Bahamas National Trust officials said they are “gravely concerned” that the Ministry of Agriculture and Marine Resources is even considering the possibility of extending the grouper season, citing the damage that such a move could have the fishing stocks for future seasons.
Meeting in Rawson Square yesterday, BNT officials, led by the Trust’s President Neil McKinney said that throughout the Caribbean where grouper had once existed, the species has been fished to extinction leaving the Bahamas as one of the remaining few places in the world where grouper is still available.
“No spawning aggregation that has been fished to extinct has ever reestablished itself. We need to bare that in mind. Once we go over the precipice we can not reestablish it. Every year someone jumps up and says we need to lengthen the fishing season. They produce no evidence as to why that is sustainable. We have many, many scientific documents explaining that the grouper needs to be left alone like any other species they have to be allowed to reproduce and sustain a certain critical mass. Without that critical mass they will be lost to us,” Mr McKinney said.
Mr McKinney added that this has happened in the United States and in Bermuda where the grouper stock has been fished out. To date, he said, the Bahamas’ sock by some scientific estimates is down 99 per cent from where they were 20 years ago.
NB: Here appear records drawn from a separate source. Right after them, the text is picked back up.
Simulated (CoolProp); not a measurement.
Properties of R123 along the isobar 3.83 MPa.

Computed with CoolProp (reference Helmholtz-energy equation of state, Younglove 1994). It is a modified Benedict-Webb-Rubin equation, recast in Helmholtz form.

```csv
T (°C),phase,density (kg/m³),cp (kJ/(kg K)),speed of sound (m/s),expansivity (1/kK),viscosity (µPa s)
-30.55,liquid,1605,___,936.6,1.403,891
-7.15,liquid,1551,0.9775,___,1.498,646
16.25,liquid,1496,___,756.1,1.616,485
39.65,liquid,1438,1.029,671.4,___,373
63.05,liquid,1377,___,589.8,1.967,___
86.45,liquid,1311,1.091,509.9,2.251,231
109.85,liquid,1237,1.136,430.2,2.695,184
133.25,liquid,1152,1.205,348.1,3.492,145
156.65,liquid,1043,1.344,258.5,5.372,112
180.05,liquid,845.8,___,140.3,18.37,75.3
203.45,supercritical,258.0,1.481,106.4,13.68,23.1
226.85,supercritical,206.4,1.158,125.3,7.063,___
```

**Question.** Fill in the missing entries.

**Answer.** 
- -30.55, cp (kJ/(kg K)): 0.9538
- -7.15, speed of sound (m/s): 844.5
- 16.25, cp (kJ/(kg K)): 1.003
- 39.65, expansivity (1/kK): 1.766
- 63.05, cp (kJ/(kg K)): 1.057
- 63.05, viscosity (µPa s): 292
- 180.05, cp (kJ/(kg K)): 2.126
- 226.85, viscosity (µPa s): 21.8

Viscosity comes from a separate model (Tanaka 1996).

“We are at the very, very critical threshold and it would be very foolish in our view and in the view of the scientists to start to fish these stocks. They desperately need to be able to regenerate so that we can start to have a sustainable mass.”
Since news of this story broke, an online petition has been raised to call for the continued closure of the grouper season through the winter season. As of press time last night, the petition had 1,466 signatories.